In November 2017, Commsrisk ran an article about a new biometric system introduced by MTN South Africa to reduce fraud and protect customers. We were of the view that the move would be:
…a good example for African telcos who are active in mobile money – they need to start thinking about the potential of using such solutions to secure their mobile money platforms with regard to frauds that are perpetrated at mobile money agent points.
It seems Kenyan mobile operator Safaricom is following suit and whereas we cannot take credit for this, it is nevertheless a move worth noting. The operator has launched a voice biometrics system that will enable customers to access services through “a quicker and less intrusive vetting process”.
This is a step in the right direction. The types of challenge questions issued as part of verification of customer identity on customer care lines in Africa can be laughable to say the least.
- How long have you had this SIM Card?
- What is your ID number?
- Tell me, Mr. Client, which 3 numbers did you dial last?
- How much was your last prepaid recharge?
These questions all sound good until you consider that in cases where internal telco staff are involved (and these cases are not few), this information has already been harvested and the fraudster who is impersonating the customer has a damn good cheat sheet. There really is no sure way to determine that the caller is who he says he is, using the above questions. This leads to the risk of insiders engaging in fraud, as was highlighted by Safaricom’s last annual report, which stated the telco had fired 52 staff caught engaging in fraudulent activity. According to Safaricom, their new biometric system will help to address this challenge:
[The system] allows customers to use their voices for authentication before accessing assisted services such as resetting M-PESA PIN, and PUK requests, significantly cutting down the steps a customer goes through before they are assisted. The use of a unique voiceprint for enrolled customers will further reduce fraud and identity theft.
Security is of course important and the company says that certain measures will be in place:
…a pre-recorded registration process will be done. The encryption process will ensure no reverse engineering can be used to hack into the system and pose as another person. Voice recordings are not stored.

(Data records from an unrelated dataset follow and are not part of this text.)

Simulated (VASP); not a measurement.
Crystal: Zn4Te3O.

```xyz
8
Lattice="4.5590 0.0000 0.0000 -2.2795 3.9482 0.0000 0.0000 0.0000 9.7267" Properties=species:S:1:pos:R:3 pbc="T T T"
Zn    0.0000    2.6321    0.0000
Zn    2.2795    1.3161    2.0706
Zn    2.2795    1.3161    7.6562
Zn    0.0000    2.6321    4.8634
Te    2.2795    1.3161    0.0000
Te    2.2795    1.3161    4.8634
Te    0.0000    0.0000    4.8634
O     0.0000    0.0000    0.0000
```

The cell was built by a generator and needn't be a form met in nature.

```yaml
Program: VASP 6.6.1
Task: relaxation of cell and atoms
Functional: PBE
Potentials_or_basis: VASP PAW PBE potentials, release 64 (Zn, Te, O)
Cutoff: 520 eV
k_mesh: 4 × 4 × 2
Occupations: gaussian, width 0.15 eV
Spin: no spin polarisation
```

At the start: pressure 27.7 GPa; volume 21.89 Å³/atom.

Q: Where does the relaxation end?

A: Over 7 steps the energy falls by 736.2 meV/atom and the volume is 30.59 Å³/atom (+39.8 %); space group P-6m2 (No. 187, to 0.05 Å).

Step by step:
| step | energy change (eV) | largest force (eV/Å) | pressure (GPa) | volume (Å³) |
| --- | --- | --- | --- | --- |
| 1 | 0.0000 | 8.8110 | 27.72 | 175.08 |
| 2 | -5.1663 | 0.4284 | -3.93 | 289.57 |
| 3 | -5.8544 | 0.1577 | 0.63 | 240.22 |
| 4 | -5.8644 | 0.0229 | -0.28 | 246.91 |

The implementation does not appear complex. To activate the service, the customer’s voice pattern is captured and used to create a unique “voiceprint” (similar in concept to a fingerprint). This is then stored as a secure string of numbers and characters against which a caller will be authenticated in subsequent interactions.
Beyond protecting customers, Safaricom’s Director of Strategy, Joseph Ogutu, expects the biometrics system to also result in efficiency in customer service processes:
Our contact centre agents spend a greater portion of their call time verifying customers over phone. The introduction of this service will ensure that customers get faster and more accurate services. We anticipate that the number of fraud incidents shall also reduce as a result.
If implemented and managed well, this is a pretty neat way to kill two birds with one stone i.e. manage risks such as identity theft, thereby preventing fraud… and delight customers by reducing the time taken to address their issues through the use of secure self-care systems.